Jamling will be in Australia from September to mid-October 2022

Not only did Jamling Tenzing Norgay make it to the top of the world’s most forbidding mountain - described by the Sherpa people as “The Mother Goddess of the World” - but he also helped capture it all on film.

As the Star of Director David Breashears Imax film Everest, Norgay helped to portray not only the physical challenges of the Mountain, but also the mental and spiritual challenges faced by the climbers.

Described as the “Titanic of Documentaries,” Everest has played to sold-out audiences across the country, capturing for the first time on large format film the breathtaking view from Everest’s summit. Filmed during the same spring that nine people on Everest died in a sudden storm, it depicts the selflessness exhibited by Norgay and his companions in risking their own lives to save their fellow climbers.

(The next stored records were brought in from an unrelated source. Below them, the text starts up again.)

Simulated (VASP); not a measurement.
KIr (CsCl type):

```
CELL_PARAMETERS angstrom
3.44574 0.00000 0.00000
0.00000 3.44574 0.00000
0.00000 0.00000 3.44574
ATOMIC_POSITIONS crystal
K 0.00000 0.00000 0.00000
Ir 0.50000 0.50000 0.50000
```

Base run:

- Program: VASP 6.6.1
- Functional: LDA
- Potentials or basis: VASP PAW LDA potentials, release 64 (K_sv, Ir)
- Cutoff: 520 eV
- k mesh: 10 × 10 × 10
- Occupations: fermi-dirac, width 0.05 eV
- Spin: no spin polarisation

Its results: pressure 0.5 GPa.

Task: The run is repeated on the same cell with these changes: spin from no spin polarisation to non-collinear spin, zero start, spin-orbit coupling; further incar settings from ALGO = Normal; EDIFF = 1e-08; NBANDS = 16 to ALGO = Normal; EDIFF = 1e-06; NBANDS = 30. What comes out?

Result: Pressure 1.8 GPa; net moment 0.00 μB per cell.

While filming on the mountain, Jamling thought often about his father, trying to imagine what he had gone through in the early days. ”It was much harder then,” Norgay said. “There was no route; he and (Hillary) didn’t even know if the summit was achievable. Many had failed.”
On his summit day, as the younger Norgay approached “The Balcony” (at 27,000 feet Hillary ‘s and his father’s last camp), Norgay looked for remnants -but of course, there was nothing but snow and ice.” I never felt so strong in my life. It was as if my father’s spirit was with me,” he says, describing his conditions as he inched closer to the top.” Just when I thought I’d never get there, I saw Ed Viesturs coming down and he said, ‘Hey, it’s right there”.

Norgay recalls feeling so happy that he cried. A Buddhist, he planted a lungta (prayer flag) and photos of the Dalai Lama and his late parents in the pristine summit snow. Then, just as his father had done 43 years earlier, he left a small toy of his daughter ‘s and struck “the pose” - the same dignified stance his father had assumed in 1953, which had etched an indelible image in the minds of the millions who had read about it afterward.

Current Work:

Norgay released his book Touching My Father’s Soul in the spring of 2001 in San Francisco, and it has been released in 18 languages since then. The story of his Father, told by Jamling, is enthralling. Few have heard it and even fewer know it. When Jamling was a child, Tenzing told his family ‘I climb so you do not have to’. Today, often asked if there are more big summits in his future, Jamling’s response is as simple as that of his father - ‘I promised my wife that after Everest, I would never climb again, I will not break my word’.

Today Norgay runs his adventure travel company “Tenzing Norgay Adventures” in Darjeeling, India and has been instrumental in bringing much needed social services to many of the more remote Himalayan villages.

A frequent speaker in the US and UK, Jamling is now coming to Australia for the first time, to tell us his story.

Talking Points

Touching My Father’s Soul - An Odyssey to the Top of Everest

Jamling uses expedition slides to illustrate not only the organization and dynamics of the IMAX Filming team’s Everest climb, but he explores the natural and human events that led to the loss of 8 climbers in one storm and 12 climbers over the season. The IMAX team responded to the tragedy skillfully and compassionately, by shifting gears and immediately dedicating all of their oxygen and resources to the rescue. Two weeks later, following intense soul searching, consultation with Jamling’s family priest and study of weather conditions, they reached the top with the IMAX camera. One seldom sees such a level of organization and team effort: to film from the summit required that 11 people reach the top along with the camera, while 40 others delivered supplies and provided critical backup.

Throughout, Jamling interweaves the little known story of his father’s historic first ascent in 1953, with Edmund Hillary, and shows how the mountain has changed in the past half-century - and how it hasn’t.